Oh, that's a great question.
It's actually in my book.
It starts there because people told me you have to start a conversation there.
Wow.
So actually leading when you look at the, I like to look at words, especially when English is not my first language.
So the etymology, that's how you say it's right.
The etymology of the word is path.
How can you create a transformation in others if there's no transformation in yourself?
Join your host, Greg Favaza, as your voice on the hard truths of leadership, your transformation station connecting clarity to the cutting edge of leadership.
As millennials, we can establish change, not only ourselves, but through organizational change,
a dream transparency that goes beyond the organization and reflects back into ourselves.
Extracting.
Extracting.
Actionable advice and alternative perspectives that will take you outside of yourself.
Hey, Noah.
Hey, what's that?
It's just another day getting after it.
I like your, is this your office?
I see a lot of tags you got going on back there.
Yeah, it's my.
business plan. It needs a bit of, it needs a bit of an update, but yeah. Like that. Is there a system on
how that works? I don't know if you mind like sharing that. That's the color scheme, everything.
It's just really interesting. Yeah. It's how I mind is how my brain works. And I like to do
color coding. So that's that's the way I work. I take an idea and then I go with it down the
flow deeper and deeper and deeper.
Yes.
So it's kind of like my business, then the sub areas, and then I start to brainstorm and
decide what I want to work on.
Interesting.
I can see that as far as with the color.
It's almost like a mind map, but even more finite.
Yeah.
Color coded.
And then you said with subtopics, I'm assuming you have like top things are huge.
We shouldn't even be focusing on this.
Yeah, you see that the yellow is kind of like the areas that I work.
And I try to go with the Zen concept of less is more because I'm an idea tour.
So I can have a lot of ideas.
And I learned along the time that too many ideas don't take me anywhere.
So I do less and I achieve more.
That's my.
I just came to that realization by that minimalistic kind of approach as far as
to think less, but just to act more in the moment rather than trying to just think about it and stuff.
But I want to look at you. You were from Israel.
Did you?
Yes.
You grew up there?
Yeah, I grew up there.
Okay.
I was there until my 30s.
And so 15 years ago, now you know how old I am.
15 years ago, we moved from Israel to New York City for two years.
two years adventure and 15 years after we are here citizens with free vicious teenagers.
The reason why I asked, I trained Krav Maga for about five and a half years and
originally from Israel. And I'm just curious with your community there,
is it mandatory for everybody growing up by age 18 to join the military to serve?
Yes.
That is very interesting.
interesting to me because I want to know how the mentality it was like there and what if that's a
possibility we can apply that into our culture, not the military, but to have that understanding
of all those principles and what it takes to be an individual there and somehow integrate that
over here as far as what it takes to be a citizen, a more of a yeah.

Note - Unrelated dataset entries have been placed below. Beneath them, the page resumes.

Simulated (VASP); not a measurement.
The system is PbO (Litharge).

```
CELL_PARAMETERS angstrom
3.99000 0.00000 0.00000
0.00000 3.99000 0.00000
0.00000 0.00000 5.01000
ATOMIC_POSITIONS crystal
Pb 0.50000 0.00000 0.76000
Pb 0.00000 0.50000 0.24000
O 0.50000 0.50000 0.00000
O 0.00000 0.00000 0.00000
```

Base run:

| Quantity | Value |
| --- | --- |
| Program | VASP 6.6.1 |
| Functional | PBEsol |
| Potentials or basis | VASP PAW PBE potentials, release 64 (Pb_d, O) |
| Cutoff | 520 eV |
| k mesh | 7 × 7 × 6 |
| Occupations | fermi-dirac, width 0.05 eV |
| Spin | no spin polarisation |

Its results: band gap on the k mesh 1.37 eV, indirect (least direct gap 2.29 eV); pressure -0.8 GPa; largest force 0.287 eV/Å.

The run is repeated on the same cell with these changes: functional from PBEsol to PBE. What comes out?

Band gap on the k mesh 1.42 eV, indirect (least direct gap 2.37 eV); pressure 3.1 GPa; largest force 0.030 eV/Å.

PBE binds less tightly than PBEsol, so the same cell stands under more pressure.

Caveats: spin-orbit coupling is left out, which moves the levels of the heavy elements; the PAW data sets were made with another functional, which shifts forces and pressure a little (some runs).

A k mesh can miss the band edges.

It's, you know, there is that you're Israeli and that's what you need to do.
You know, it's kind of like when you're a child and the parents say, you don't have a saying, you just do it.
But Israel evolved, right?
Israel is a young country.
So it changed a lot.
So years ago, like I can say 20 years ago, and people didn't want to go to the army for mental health issues.
other people in the society
saw them as kind of like
you know kind of like betrayal
why do I need to go to the army
when you don't go right
but there are now different solutions
to the idea to volunteer
you can give a year of service
as a volunteer
some people are religious
so they say I will not fight because I'm religious
some are not Israelis
they are Arabs so they don't want to be
in some of them don't want to be
in the in the
Israeli army. So there are other paths right now for you to volunteer and give your time. And actually,
when I have now a child that is almost 18, is a senior and a daughter who is junior and another
child, but the two older ones, I actually really pushing them because I'm a coach and because I work
with people and because I see how confused they are when they are 40 and they're, you know, 50,
not only when they are in their 20s,
because they were so much in that industrial path, right?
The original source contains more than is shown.